At the Company’s written request, the Trustee shall give the notice of redemption in the Company’s name and at the Company’s expense; provided, however, that unless otherwise indicated for a particular Series by Board Resolution, Officers’ Certificate or supplemental indenture, the Company has delivered to the Trustee, at least 35 days prior to the redemption date (unless a shorter period is agreed to by the Trustee), an Officers’ Certificate requesting that the Trustee give such notice and setting forth the information to be stated in such notice as provided in the preceding paragraph.

Section 3.4.    Effect of Notice of Redemption.

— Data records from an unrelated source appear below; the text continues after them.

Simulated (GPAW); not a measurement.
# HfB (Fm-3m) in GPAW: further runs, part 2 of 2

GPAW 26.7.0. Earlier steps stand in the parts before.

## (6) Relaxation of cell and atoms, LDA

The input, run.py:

Once notice of redemption is mailed or published as provided in Section 3.3, the Securities of a Series called for redemption become due and payable on the redemption date and at the redemption price. Unless otherwise indicated for a particular Series by Board Resolution, Officers’ Certificate or supplemental indenture, a notice of redemption may not be conditional. Upon surrender to the Paying Agent, such Securities shall be paid at the redemption price plus accrued and unpaid interest up to but not including the redemption date.

On or after any purchase or redemption date, unless the Company defaults in payment of the purchase or redemption price, interest shall cease to accrue on the Securities or portions thereof tendered for purchase or called for redemption.

Section 3.5.    Deposit of Redemption Price.

On or before 10:00 a.m., New York City time any redemption date, the Company shall deposit with the Paying Agent money in immediately available funds sufficient to pay the redemption price of and accrued and unpaid interest, if any, on all Securities to be redeemed on that date.

Section 3.6.    Securities Redeemed in Part.

Upon surrender of a Certificated Security that is redeemed in part, the Trustee shall authenticate for the Holder a new Certificated Security of the same Series and the same maturity equal in principal amount to the unredeemed portion of the Security surrendered and concurrently cancel the surrendered Certificated Security.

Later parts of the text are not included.